I am just getting news about the sanitary pad project. Many of you know that 30% of the girls in Uganda drop out of school when they begin having their period. Sanitary pads cost one dollar and ten cents for 10 pads. The average person makes 1 to 2 dollars a day. Pads cost too much. And the girls either stay home during their period or have accidents with blood leaking through their cloths. And so many just leave school. When our moms in Kampala started to sew, they decided to sew washable sanitary pads for a school with 300 girls. They sewed 1800 pads last fall. Today they handed them out. The delay was due to the long Christmas vacation.
4 of the MOPS moms from Kampala went to hand out pads and to teach the girls how to use them and how to wash them. Unfortunately the school has grown since last year. And the number of girls has grown. So instead of each girl getting 6 pads, they all only got 3. The need is overwhelming. I guess the workshop will need to do some more sewing.
These girls at this school walk miles to reach school and then walk back to their home When they go back home they still have a challenge of walking miles collecting water which is also one of the reason for teenage pregnancy. Girls are getting raped at the well. We want to investigate building water wells near the school.
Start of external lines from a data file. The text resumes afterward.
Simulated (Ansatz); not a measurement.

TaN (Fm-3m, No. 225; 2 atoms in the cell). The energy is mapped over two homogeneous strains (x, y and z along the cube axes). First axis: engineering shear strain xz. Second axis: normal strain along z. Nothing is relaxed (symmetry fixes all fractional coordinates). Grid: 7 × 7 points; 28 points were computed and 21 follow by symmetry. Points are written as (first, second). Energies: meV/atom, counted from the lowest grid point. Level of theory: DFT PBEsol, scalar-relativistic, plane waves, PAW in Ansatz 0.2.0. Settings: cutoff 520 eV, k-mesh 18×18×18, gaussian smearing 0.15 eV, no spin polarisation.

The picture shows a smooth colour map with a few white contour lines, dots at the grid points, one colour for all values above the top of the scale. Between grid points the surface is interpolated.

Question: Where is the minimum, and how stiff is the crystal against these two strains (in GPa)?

The schools have no running water so it is the children's responsibility to collect water miles away for the school to cook their porridge.
The need for pads are causing girls to get pregnant at an early age. Some girls sleep with village men for pads. Sometimes girls ask for lifts because of the long distance from home to school. It is a hard life. Many of the moms in Kampala understand this too well.
Many of these girls live on one meal a day.
The teachers have requested a workshop on how to make pads. Maybe we should donate a few sewing machines to this school as well?
As an NGO Suubi Teen MOPS is required by the government to eventually open at least 6 groups in 6 different districts of Uganda. This is a 10 year goal of our NGO. And one thing Sylvia thinks we should do for this school is provide a school bus to protect these girls. It is nothing we can afford to do now. But it is a dream. And they need prayer.